During the first six months of 2019, advertisers spent $57.9 billion on U.S. digital advertising, according to the latest report prepared by PwC for the Interactive Advertising Bureau (an online advertising trade group).
That’s a 17% increase compared to the same period in 2018, and the most spending IAB has ever seen in the first half of the year.
However, PwC’s David Silverman noted that it’s actually “a touch lower” compared to the second six months of last year, marking the first time we haven’t seen continual growth since 2009.
Silverman suggested that one factor contributing to this is slowing growth in mobile and social advertising. To be clear, both sectors are up year-over-year: Mobile ads grew 29% to $30.9 billion, while social media spending increased 26% to $16.5 billion.
But he said, “Those sectors of the industry are likely maturing” — so we’re not seeing the growth levels that we have in recent years.
Meanwhile, the IAB’s senior vice president of research and analytics Sue Hogan noted that the dropoff between the end of 2018 and beginning of 2019 amounts to “a rounding error” (in fact, the report puts spending during both periods at $57.9 billion).
Overall, she argued that every category remains “healthy,” and that the big story is the growth in video advertising, which was up 36% to $9.5 billion.
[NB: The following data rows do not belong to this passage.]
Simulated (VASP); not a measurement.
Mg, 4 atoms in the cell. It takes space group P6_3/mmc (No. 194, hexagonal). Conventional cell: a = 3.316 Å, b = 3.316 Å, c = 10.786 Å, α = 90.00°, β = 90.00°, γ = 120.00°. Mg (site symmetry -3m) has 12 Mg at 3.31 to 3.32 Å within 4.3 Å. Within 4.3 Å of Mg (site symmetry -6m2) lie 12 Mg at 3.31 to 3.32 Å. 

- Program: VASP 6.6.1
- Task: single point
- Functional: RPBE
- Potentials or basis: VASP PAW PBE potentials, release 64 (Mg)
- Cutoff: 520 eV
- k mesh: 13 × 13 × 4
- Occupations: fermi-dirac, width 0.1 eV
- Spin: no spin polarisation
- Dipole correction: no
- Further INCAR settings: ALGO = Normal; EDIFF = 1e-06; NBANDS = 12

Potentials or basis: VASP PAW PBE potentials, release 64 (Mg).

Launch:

The report also includes numbers around revenue concentration, specifically the amount of ad spend going to the top 10 digital ad companies. It doesn’t name specific companies (Google and Facebook are widely seen as the two giants dominating this space), but it says that revenue concentration in the top 10 has fluctuated between 69% and 77% over the past decade.
During the second quarter of 2019, revenue concentration remained at the top end of that range, specifically 76%. Meanwhile, companies 11 through 25 only accounted for 7%.